Analysis shows how cotton took it on the chin in 2014 farm bill

Cotton growers were put at a disadvantage by the Agricultural Act of 2014's commodity title provisions.

Cotton producers are receiving, on average, 16 percentage points less revenue for their crop compared to growers who plant corn, soybeans, wheat, rice and peanuts, a National Cotton Council analysis indicates.

NCC leaders and the organization’s members have been criticized in some circles for seeking changes in the 2018 farm bill, including restoring cotton to its decades-old status as a program crop in the law’s commodity title.

The NCC analysis, which is being circulated among members of Congress, helps explain how cotton producers, whose crop was removed from the commodity title due, in part, to the adverse ruling in the WTO cotton case brought by Brazil, are getting the short end of the farm safety net stick under the 2014 farm bill.

“This is looking at total costs of production for cotton, and the bottom line here is just the market returns from cotton and cottonseed,” says Reece Langley, vice president, Washington operations for the Council. “This top line is if you add in any farm bill support.

“What this represents for cotton is that if between 2014 and 2016 you take our market revenue and that little bit of farm bill support that covered only 83 percent of our total cost of production on cotton. When we look at an average for the other major crops in the farm bill – corn, soybeans, wheat, rice and peanuts – the market revenue plus farm bill support for those five crops is about 99 percent of their cost of production.”

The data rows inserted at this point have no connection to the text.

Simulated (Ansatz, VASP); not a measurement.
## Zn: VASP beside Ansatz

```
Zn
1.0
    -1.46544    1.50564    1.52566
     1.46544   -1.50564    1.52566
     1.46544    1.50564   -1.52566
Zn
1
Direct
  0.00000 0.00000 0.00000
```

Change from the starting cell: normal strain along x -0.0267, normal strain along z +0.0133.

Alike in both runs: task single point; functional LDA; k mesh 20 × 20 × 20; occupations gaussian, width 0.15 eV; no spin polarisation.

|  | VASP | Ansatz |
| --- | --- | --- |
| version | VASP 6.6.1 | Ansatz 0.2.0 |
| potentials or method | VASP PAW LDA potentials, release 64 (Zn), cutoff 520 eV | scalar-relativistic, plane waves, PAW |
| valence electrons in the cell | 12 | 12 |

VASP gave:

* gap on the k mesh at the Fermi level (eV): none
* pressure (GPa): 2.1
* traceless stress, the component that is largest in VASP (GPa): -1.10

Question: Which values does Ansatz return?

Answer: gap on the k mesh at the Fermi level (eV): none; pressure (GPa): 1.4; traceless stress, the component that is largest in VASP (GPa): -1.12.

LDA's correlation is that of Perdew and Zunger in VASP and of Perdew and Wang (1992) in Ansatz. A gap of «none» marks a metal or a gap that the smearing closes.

‘Hole we’re in for cotton’

Langley, speaking at the Southern Cotton Ginners Association’s summer meeting in Lafayette, La., said “That’s the discrepancy or the hole we’re in with cotton that we need to try to balance in this next farm bill.”

The chart he displayed at the Southern Cotton Ginners meeting showed a narrowing of the gap between the costs and returns for cotton in 2016. That was because of the $330 million provided cotton farmers through the Cotton Ginning Cost Share Program set up then-Agriculture Secretary Tom Vilsack.

The National Cotton Council is seeking a renewal of the cost-share program in 2017 for the 2016 crop. It and members of Congress are trying to persuade the White House Office of Management and Budget to approve the funding, which would probably exceed last year’s $330 million due to the increase in acres in 2016 over 2015.

Beyond that, the industry has a laundry list of objectives for the new farm bill ranging from finding funding for the farm bill to increasing market access funding for cotton exports. Langley outlined the Council’s efforts to get new farm bill language for such topics as generic base acres, payment limits, cottonseed as an oilseed and efforts to split the Supplemental Nutrition Assistance Program or food stamps from the farm bill.

Langley said a new method of calculating the Commodity Credit Corp. marketing loan rate caused the latter to dip to 49.5 cents per pound in recent months, one of the changes the NCC would like to see in the next farm bill.

Brazil case in WTO

“This dip is due to the change in the formula for calculating the loan rate that came about because of the Brazil WTO case,” he noted. “The AWP (adjusted world price) for cotton in 2015 was significantly lower and dropped the loan rate for 2017 to 49.5 cents. We expect it to bounce back to 52 cents for the 18 crop because of higher prices, but we may need to address that in the new farm bill.”

The administration has begun the process of renegotiating the North American Free Trade Agreement, a move which has raised concerns among many commodity organizations, including cotton, and the American Farm Bureau Federation.

“I mentioned earlier the new administration is going to be much more defensive in their trade posture and trade enforcement,” he noted. “While that could be helpful to us, it’s also something we have to be mindful of and hope they don’t go too far and jeopardize our markets. Five countries – Vietnam, China, Turkey, Indonesia and Mexico – represent about 60 percent of all our exports so they are critically important.”